Field training benefits Boy Scouts and Kentucky Air Guard civil engineers
By Master Sgt. Phil Speck, 123rd Airlift Wing Public Affairs Office
/ Published August 28, 2014
KENTUCKY AIR NATIONAL GUARD BASE, LOUISVILLE, Ky. -- Civil engineers from the Kentucky Air National Guard spent part of their summer giving back to the community while accomplishing valuable annual training, renovating a Boy Scout camp in rural Maine.
About 30 Airmen from the 123rd Civil Engineer Squadron, based in Louisville, Kentucky, joined with 18 Airmen from the Tennessee Air Guard's 118th Civil Engineer Squadron and 20 Marine Corps Reservists to build cabins, install equipment and improve roads at Camp William Hinds in Raymond, Maine, as part of a Department of Defense program called Individual Readiness Training.
The training, which took place over two weeks in June, provided an outstanding opportunity to do something valuable for the civilian community while enhancing war-time readiness skills in civil engineering, said Chief Master Sgt. Marty Fautz, chief enlisted manager for the 123rd CES.
"Every career field had work," Fautz said. "The overall quality of the training was the biggest accomplishment. We got a lot of hands-on training for all of our (career fields) that the guys can't get back home. Some of the guys haven't touched the equipment we used since technical school, so it was a good two weeks for those guys."
The Scouts supplied building materials and equipment rentals -- paid for with private fund-raisers -- while the Air Guard and Marine troops provided labor that matched with their unique areas of expertise. Plumbers, carpenters, electricians, power production specialists, heavy equipment operators and civil engineers all helped in the renovations, Fautz said.

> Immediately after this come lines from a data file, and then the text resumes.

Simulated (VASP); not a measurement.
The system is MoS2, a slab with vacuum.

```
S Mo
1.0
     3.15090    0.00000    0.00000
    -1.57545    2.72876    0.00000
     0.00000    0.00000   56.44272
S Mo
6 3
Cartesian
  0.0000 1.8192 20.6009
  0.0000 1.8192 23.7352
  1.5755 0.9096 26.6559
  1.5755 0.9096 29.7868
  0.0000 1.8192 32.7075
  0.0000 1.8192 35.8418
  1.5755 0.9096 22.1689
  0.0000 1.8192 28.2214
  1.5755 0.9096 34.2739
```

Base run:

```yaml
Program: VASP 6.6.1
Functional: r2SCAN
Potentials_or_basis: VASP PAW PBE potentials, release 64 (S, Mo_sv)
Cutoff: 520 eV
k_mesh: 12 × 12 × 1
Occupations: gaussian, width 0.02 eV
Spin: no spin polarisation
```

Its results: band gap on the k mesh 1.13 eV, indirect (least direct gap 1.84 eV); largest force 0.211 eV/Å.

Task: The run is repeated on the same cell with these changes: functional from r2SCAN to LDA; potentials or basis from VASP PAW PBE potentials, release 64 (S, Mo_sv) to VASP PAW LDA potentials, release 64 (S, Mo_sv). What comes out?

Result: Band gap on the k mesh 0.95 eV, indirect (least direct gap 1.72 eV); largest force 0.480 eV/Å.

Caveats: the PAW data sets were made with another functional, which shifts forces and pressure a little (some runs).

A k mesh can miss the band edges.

The Airmen installed a zip line, graded roads, built cabins and renovated a dormitory building for Scouts and Scout Masters. Air Guard surveyors also worked extensively with the Marines, establishing plots for a shooting range by moving dirt and cutting into a hillside.
Fautz said mission was an especially rewarding one.
"When you talked to the civilians there that run the program, you could see how wrapped up they were with the Scouts, and how important and meaningful it was to do these upgrades for the benefit of the Scouts coming in," he said.
"There were no big roadblocks, the equipment was there, the supplies were there, the manpower was there -- we just had to cut the guys loose and let them go to work. When we left, everyone felt good about what they did and the training they got. It was a great trip."
Lt. Col. Phil Howard, commander of the 123rd CES, explained that a lot of summer IRTs come with a checklist of items that have to be accomplished on a tight schedule, but this one provided enough time to work at a measured pace.
"This allowed the guys to slow down and actually train some of the younger troops," he said. "Give them a hammer, in other words, rather than have the supervisors work on it because they have to get it done. So it was really an excellent training opportunity and one of the best (IRT missions) I've been on."